3 Sep 2015 — 10 Oct 2015

 Suyeon Kim's page
Suyeon Kim
Ghost - cast

A solo exhibition of Suyeon Kim's Ghost Cast will be held at GALLERY2 2 from September 3rd to October 10th. Suyeon Kim, who taxidermizes the ambiguous boundary between existence and absence into painting, will present newly re-created stories of an encyclopedia, in this exhibition.
An image resists an absence. Human beings have used images to drive away a sense of emptiness and uncertainty, to prove that they ‘existed.' Kim, in her previous work Shadow Box, turned a selected bird from a bird guide into a three dimensional object, then photographed it to restore the image as a painting. The three dimensional object was destroyed and only the painting survived. Do not mourn for the fate of the discarded birds, as they will be revived as an image forever. A time for mourning is enough.
In this exhibition, Suyeon Kim chose an encyclopedia rather than a bird guide. The drawings of a bird guide and the illustrations of an encyclopedia are fundamentally different. The structure of a bird in a bird guide is formulated. It creates a fictional bird by combining the common characteristics and personalities of species. On the other hand, an encyclopedia is a book that summarizes human knowledge by collecting and categorizing it. Here, an illustration gives credibility to a story as evidence. Hence, the illustrations in an encyclopedia are specific and individual. The artist’s previous work used a bird guide to represent an object that did not exist, whereas this exhibition represents a fact rather than fiction, through an encyclopedia.
Suyeon Kim selected the subject of her work from Reader's Digest Book of Facts: Essential and Intriguing Information About This Odd World Around Us. Reader's Digest is an American magazine first published in 1922. This book introduced summaries of interesting stories collected from influential books in the world, ranging from health and life, to culture and history.
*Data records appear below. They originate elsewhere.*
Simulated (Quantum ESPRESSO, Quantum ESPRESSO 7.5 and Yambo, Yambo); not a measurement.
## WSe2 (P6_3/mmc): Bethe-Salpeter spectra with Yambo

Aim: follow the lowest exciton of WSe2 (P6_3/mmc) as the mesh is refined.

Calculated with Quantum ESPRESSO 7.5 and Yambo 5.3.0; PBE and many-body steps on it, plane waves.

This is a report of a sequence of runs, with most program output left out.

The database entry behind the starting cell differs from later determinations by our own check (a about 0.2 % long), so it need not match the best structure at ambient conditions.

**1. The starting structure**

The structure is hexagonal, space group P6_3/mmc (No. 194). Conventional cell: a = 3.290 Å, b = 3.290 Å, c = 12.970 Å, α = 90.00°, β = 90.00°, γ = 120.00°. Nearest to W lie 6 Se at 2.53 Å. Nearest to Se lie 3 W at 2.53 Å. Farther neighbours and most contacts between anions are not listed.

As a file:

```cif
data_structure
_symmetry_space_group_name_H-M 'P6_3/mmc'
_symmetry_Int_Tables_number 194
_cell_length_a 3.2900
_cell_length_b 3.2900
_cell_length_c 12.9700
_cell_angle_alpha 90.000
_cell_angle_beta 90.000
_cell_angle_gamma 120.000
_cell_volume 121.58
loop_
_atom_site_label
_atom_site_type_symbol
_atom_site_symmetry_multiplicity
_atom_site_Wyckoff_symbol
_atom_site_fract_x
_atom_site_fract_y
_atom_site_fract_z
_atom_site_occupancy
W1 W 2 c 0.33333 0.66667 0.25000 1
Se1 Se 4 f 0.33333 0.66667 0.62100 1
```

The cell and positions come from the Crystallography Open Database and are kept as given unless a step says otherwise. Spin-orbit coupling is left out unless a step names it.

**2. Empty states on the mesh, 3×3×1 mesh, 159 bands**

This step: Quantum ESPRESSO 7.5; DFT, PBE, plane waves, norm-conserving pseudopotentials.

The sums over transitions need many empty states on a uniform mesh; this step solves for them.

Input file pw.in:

Reader's Digest Book of Facts is a collection of little known stories about science and mysterious events among them. The artist said that she selected stories that are unbelievable to her. The stories include the astronomy genius Jonannes Kepler’s laws of planetary motion, the ghost of U-Boat 33, and a bristlecone pine tree from California’s White Mountains, which is thought to be almost 5,000 years old among scientists.
Although the sources of the selected images vary, the artist’s way of creation is the same. She
prints out an image, makes it three dimensional, photographs it, and finally expresses it as a painting. Lastly, she destroys the three dimensional object. In the process, the artist assigned a new task to herself. She created a fictional situation where she was commissioned to make a souvenir of a particular story. People cherish tourism souvenirs. It is not enough to remember travels. They record and commemorate them with souvenirs. People need something that reminds them of memory and verifies it. Those souvenirs that beautifully, romantically package one’s trip are tacky and sloppy, but that is fine. The traveler’s memory and affection fill the gap.
Collecting souvenirs from travels and Suyeon Kim’s painting are both in parallel with one another in the sense that they both verify the existence through an image, despite the memory being invisible to the eye. The situation where the paper three dimensional object is destroyed and only the painting is kept, is not unlike a situation where people are attached to their souvenirs rather than wanting to travel to places again.
Suyeon Kim titled this exhibition Ghost Cast. To her, the stories in an encyclopedia felt like a ‘ghost’ which refers to having ‘only a name but no existence.’ And she added ‘cast’ which means ‘casting a shadow’ and ‘molding.’ In fact, ‘imago’, the origin of the word ‘image’, means a spirit, a ghost. An image is a product of a desire to confine and taxidermize the uncertain existence that might disappear. A bird guide displaying real, existing but formulated fictional birds, an encyclopedia proving stories that unlikely exist, a souvenir recalling and validating the past, and an image of a ghost are on the boundary between ‘an existence and an absence’ or ‘a truth or a fallacy.’ This vague yet strict borderline becomes painting. Suyeon Kim’s painting is on that strict boundary. That sharp sensitivity and tension instigate the value and purpose of painting, expanding its possibilities.